Bears coach Matt Eberlfus somehow found a way to make his hot seat a bit toastier.
Eberflus decided not to run another play to set up an easier field goal with the Bears trailing the Packers by one point Sunday, instead letting more than 20 seconds run off the clock before using his team’s final timeout with three seconds left.
That left kicker Cairo Santos with a 46-yard game-winning field goal attempt that the Packers promptly blocked to seal the 20-19 win and give Green Bay its 11th consecutive victory against Chicago.
The Athletic reported that Packers players were taken back by the Bears’ decision not to run additional plays to get Santos in closer position.
The also noticed that Santos kicked with a low trajectory on longer kicks during film study this week.
“They were loading the box there,” Eberflus told reporters after the game, defending his decision to kick the field goal from 46 yards rather than run more plays on offense. “You could for sure get a couple more yards there. You also risk fumbling and different things there.
“We felt where we were, if we were at the 36 or 35, you’re definitely doing that because you want to get it inside there. I felt very confident about where we were at that time. With the wind and where we were on the field.”
The pressure is rising around Eberflus after the team fired offensive coordinator Shane Waldron last week following two straight games without a touchdown.

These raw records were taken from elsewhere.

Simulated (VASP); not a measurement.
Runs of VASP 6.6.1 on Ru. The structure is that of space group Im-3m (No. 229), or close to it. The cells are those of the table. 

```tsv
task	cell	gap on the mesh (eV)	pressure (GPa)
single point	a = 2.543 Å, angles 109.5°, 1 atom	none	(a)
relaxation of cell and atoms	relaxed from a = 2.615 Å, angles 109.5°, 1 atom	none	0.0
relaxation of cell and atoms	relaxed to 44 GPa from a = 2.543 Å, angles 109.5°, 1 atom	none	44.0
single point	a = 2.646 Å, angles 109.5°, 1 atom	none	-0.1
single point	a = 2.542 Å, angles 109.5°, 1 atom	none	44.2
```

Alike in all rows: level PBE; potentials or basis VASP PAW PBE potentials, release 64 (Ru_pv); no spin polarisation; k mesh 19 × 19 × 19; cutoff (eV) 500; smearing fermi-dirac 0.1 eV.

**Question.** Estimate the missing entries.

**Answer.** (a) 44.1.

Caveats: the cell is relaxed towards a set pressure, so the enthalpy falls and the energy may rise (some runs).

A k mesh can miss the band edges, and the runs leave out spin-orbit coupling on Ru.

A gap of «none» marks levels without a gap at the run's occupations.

The Bears ran just two plays inside Packers territory in the final drive despite getting the ball down there with 1:33 remaining in the game.
A 12-yard pass to sure-handed receiver Keenan Allen got the Bears into field goal range before a two-yard run up the middle by Roschon Johnson moved the Bears to Green Bay’s 28.
The Bears kicked on second-and-8 rather when they still could have run another play.
The loss was the Bears’ fourth straight and dropped them to 4-6.
They’ve lost these four games rather embarrassingly, as they gave up a Hail Mary to the Washington Commanders to start this terrible losing streak.
Chicago followed that up with a 29-9 loss to the Cardinals and a 19-3 defeat to the 3-8 Patriots.
The Bears have a nightmare schedule on tap, with all seven games coming against teams with .500 records or better.